It's possible to create a new table that is partitioned, and then copy the older data a chunk at a time. But make the chunks reasonably sized, to avoid ballooning the ibdata1 with large transactions. And then do some RENAME TABLE statements to move the old table out, and move the new table in.
Some caveats to note with partitioned tables: there's no foreign key support, and there's no guarantee that partitioned table will give better DML performance than a non-partitioned table.
Strategic indexes and carefully planned queries is the key to performance with "very large" tables. And this is true with partitioned tables as well.
Partitioning isn't a magic bullet for performance problems that some novices would like it to be.
As far as creating subpartitions within partitions, I wouldn't recommend it.
I couldn't find an example like mine, so here's the thing:
I have a big data set that I need to aggregate on top of.
We're talking about ~ %500M rows with a date field ranging from 2y ago until now.
My first instinct was to partition the table by this field (creating a partition on the date field), which leaves roughly 20M rows per partition.

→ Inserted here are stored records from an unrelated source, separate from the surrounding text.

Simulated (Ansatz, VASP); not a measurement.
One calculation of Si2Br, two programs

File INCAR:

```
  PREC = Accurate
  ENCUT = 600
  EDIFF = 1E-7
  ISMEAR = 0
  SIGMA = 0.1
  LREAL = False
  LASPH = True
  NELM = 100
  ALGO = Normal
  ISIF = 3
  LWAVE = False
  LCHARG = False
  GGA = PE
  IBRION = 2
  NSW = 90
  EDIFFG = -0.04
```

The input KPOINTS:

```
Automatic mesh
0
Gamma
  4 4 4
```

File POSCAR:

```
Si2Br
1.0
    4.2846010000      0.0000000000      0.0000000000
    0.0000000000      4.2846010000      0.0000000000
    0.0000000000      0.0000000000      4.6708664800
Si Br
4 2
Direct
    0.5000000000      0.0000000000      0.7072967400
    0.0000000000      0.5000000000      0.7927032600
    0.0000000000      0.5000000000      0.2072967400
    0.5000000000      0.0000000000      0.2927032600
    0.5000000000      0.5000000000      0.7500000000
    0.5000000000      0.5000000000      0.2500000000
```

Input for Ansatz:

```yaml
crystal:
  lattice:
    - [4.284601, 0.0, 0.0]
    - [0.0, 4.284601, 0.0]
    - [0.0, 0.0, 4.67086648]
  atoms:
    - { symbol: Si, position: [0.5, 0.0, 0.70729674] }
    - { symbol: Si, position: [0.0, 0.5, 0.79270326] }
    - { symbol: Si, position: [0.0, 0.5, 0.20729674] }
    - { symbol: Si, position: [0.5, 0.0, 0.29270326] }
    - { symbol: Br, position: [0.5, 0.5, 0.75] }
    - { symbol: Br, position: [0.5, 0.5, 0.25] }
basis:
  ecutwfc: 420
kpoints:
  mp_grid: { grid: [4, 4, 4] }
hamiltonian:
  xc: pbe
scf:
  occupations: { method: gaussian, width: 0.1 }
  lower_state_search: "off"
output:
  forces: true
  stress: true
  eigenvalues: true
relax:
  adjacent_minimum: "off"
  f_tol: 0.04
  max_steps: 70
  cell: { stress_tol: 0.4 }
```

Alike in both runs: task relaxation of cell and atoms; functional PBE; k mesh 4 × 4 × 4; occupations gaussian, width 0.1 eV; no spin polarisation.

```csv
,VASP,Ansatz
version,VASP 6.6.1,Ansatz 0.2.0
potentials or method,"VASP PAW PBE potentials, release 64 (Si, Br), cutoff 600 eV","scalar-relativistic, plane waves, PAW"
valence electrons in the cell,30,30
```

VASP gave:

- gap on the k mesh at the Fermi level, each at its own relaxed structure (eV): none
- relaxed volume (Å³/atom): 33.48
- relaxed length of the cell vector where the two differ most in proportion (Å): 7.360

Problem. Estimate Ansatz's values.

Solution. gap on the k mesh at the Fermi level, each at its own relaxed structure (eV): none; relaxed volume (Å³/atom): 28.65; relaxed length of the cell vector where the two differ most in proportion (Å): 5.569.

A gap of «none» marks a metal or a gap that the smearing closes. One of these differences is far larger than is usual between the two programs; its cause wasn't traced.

Then I have indexes on the other fields I will aggregate/group by.
Here's my table definition (simplified for brevity sake):
create table t1(
date_field datetime not null,
additional_id int not null,
category_id int not null,
value_field1 double,
value_field2 double,
primary key(additional_id,date_field)
)
ENGINE=InnoDB
PARTITION BY RANGE(YEAR(date_field)*100 + MONTH(date_field)) (
PARTITION p_201411 VALUES LESS THAN (201411),
PARTITION p_201412 VALUES LESS THAN (201412),
#all the partitions until the current month...
PARTITION p_201610 VALUES LESS THAN (201610),
PARTITION p_201611 VALUES LESS THAN (201610),
PARTITION p_catchall VALUES LESS THAN MAXVALUE );
If I execute a query that gets a date directly, only the partition for the month is used, based on the output of explain partitions on top of a query such as the following one:
select value_field1 where additional_id=x and date_field='2014-11-05'
However, if I use a date range (even if inside the same partition), all partitions are scanned
select value_field1 where additional_id=x and date_field> '2014-11-05' and date_field <'2014-11-10'
(Same result if I use between).
What am I missing here? Is this really the right way to partition this table?
Thanks in advance
Short answer: Do not use complex expressions for PARTITION BY RANGE.
Long answer: (Aside from criticizing the implementation of BY RANGE with range queries.)
Instead, do this:
PARTITION BY RANGE (TO_DAYS(date_field)) (
PARTITION p_201411 VALUES LESS THAN (TO_DAYS('2014-11-01')),
...
PARTITION p_catchall VALUES LESS THAN MAXVALUE ); -- unchanged
Newer versions of MySQL have slightly more friendly expressions you can use.
If this is your typical query:
additional_id=x and date_field> '2014-11-05'
and date_field <'2014-11-10'
then partitioning is no faster than the equivalent non-partitioned table. You even have the perfect index for the non-partitioned version.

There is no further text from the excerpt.